Become a Member

Get access to more than 30 brands, premium video, exclusive content, events, mapping, and more.

Already have an account? Sign In

Become a Member

Get access to more than 30 brands, premium video, exclusive content, events, mapping, and more.

Already have an account? Sign In

Brands

Interviews

Riding with Maertens, Wrenching for Porte

Get access to everything we publish when you sign up for Outside+.

Jan 3, 2017 – Bicycle racing may celebrate its champions but it would not exist if it were not for the countless faces and names that exist behind the scenes, keeping the wheels of the sport turning. Belgian Jean-Marc Vandenberghe is one of those people. 

Words & Images: James Startt

A one-time teammate of the legendary Freddy Maertens, Vandenberghe is now chief mechanic at the BMC Racing Team.



Peloton: You have been in the sport for a long time and are now chief mechanic for one of the world’s preeminent teams. What does your job entail?

Jean-Marc Vandenberghe: As head of the mechanics, a big part of my job is making sure that we always have all of the equipment we need and making sure it gets to the races. I am Belgian so I have a lot of experience in the classics. I know all of the races, but today I do maybe 110 days on the road. The rest of the time I am at service course, where I can supervise a bit more. We have a great team of mechanics. There are no part-time mechanics on our team and I think that is important, because then all of the riders really know who is working on their bikes.

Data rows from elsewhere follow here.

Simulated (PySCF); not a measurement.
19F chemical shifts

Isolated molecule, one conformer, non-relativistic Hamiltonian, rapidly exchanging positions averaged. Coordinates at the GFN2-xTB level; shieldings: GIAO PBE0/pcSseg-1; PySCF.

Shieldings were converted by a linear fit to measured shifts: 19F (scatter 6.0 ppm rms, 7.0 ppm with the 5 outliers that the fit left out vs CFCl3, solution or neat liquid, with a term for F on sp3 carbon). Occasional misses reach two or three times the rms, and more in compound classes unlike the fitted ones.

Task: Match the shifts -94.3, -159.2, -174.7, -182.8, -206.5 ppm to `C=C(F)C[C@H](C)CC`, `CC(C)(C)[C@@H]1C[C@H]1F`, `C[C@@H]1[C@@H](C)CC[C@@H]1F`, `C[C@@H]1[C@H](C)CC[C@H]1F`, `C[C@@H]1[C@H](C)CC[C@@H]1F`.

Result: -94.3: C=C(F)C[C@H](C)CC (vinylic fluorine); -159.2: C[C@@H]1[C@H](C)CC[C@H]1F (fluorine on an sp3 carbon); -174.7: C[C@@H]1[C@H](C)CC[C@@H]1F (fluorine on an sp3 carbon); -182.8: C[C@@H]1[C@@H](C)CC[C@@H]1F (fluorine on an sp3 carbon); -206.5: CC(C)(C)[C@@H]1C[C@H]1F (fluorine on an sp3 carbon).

Peloton: How many bikes do you have to maintain in a year?

Vandenberghe: Well, we have nearly 30 riders. Each rider has five bikes—three road bikes and two time trial bikes. One of the road bikes is their home bike, and the other two go to the races. And some guys have even more. Some guys have two bikes at home, some have special bikes for Paris–Roubaix for example. For a race like Roubaix, all the riders have three bikes just for the race. But we don’t really count them because after Roubaix they just go to the side, because their dimensions are different, et cetera.

Peloton: How did you become the head mechanic at a team like BMC?

Vandenberghe: Well, I raced professionally for about five years on small kermesse (a.k.a. criterium) teams here in Belgium, teams like Robland-Isoglass. And then I started as a mechanic in 1993 on a small pro team, Collstrop. From there I moved to Team Telekom. I was there for eight year before moving to U.S. Postal for two years and then I did eight years for Quick-Step. And now this is my fourth year with BMC.

Peloton: Team Robland-Isoglass, you would have been teammates with a certain cycling legend, Freddy Maertens, right?

Vandenberghe: Yes, that’s right. We were teammates for two years (1986–87)…and I have such good memories! Okay, Freddy was at the end of his career, but I still learned so much from him. He had all of his old training diaries and was really focused on his diet, something that was not a big issue at the time. And then in the races, he was just so smart. I was just a small pro, but I learned so much from him. And even if he was at the end of his career, he was still Freddy Maertens. He was still a world champion with a big name. And because of him, the team was always really well equipped.

Peloton: Well, equipment has changed a lot and bikes have come a long way since you began. What are the biggest changes you have witnessed from a mechanic’s perspective?

Vandenberghe: Hmm…the first big change was moving from steel, to aluminum, to carbon bikes. Within the evolution, we sometimes mixed the material—say aluminum and carbon—but today we are at a point where nearly everything, the frame, the wheels, are all carbon.

Also, we do so much more on the computer today. For example, right now we are setting up all of the bikes for the season. So we have every rider’s position computerized and it is very easy to set up each rider’s bike now. And that is something that evolves throughout the year. If Richie Porte changes his bike in any way at the Tour Down Under, for example, then that change is entered into the database, so at the next race, the next mechanic knows exactly what his position is. That’s really important, because I will only see some of the mechanics three or four times a year.

12

Peloton: Would you say that your job is harder or easier today as a result of the technology?

Vandenberghe: It’s easier! But today there is no break in the season. We used to start the season pretty much at the beginning of the New Year, but today with so many riders and so many bikes that is not possible. When I started, riders only had three bikes for a season. But that has all changed. We have a couple of weeks off after the Tour of Lombardy [in October], but then we are at it again. Things are very different. I remember when I started, there would be maybe six spare bikes on the team car and we would have to make adjustments in the race depending on what rider needed a bike change. Today, each rider has two bikes at the race at least.

Peloton: What do you enjoy the most today?

Vandenberghe: I’ve done 20 Tours de France and all of the classics every year, so being at the heart of the race is not what draws me the most. Today, it is just the satisfaction knowing that all of the mechanics have what they need and that the riders are happy.

Peloton: What is the hardest element of your job?

Vandenberghe: Well, when I started, I was so focused on my job and I was doing maybe 200 days a year on the road. Sometimes I would do all three grand tours. And then all of a sudden I realized that my kids had grown up! That’s hard! On the up side, I still just really love my job. I’ve been a bike mechanic for 23 years now and there hasn’t been one day where I feel like I am actually going to work.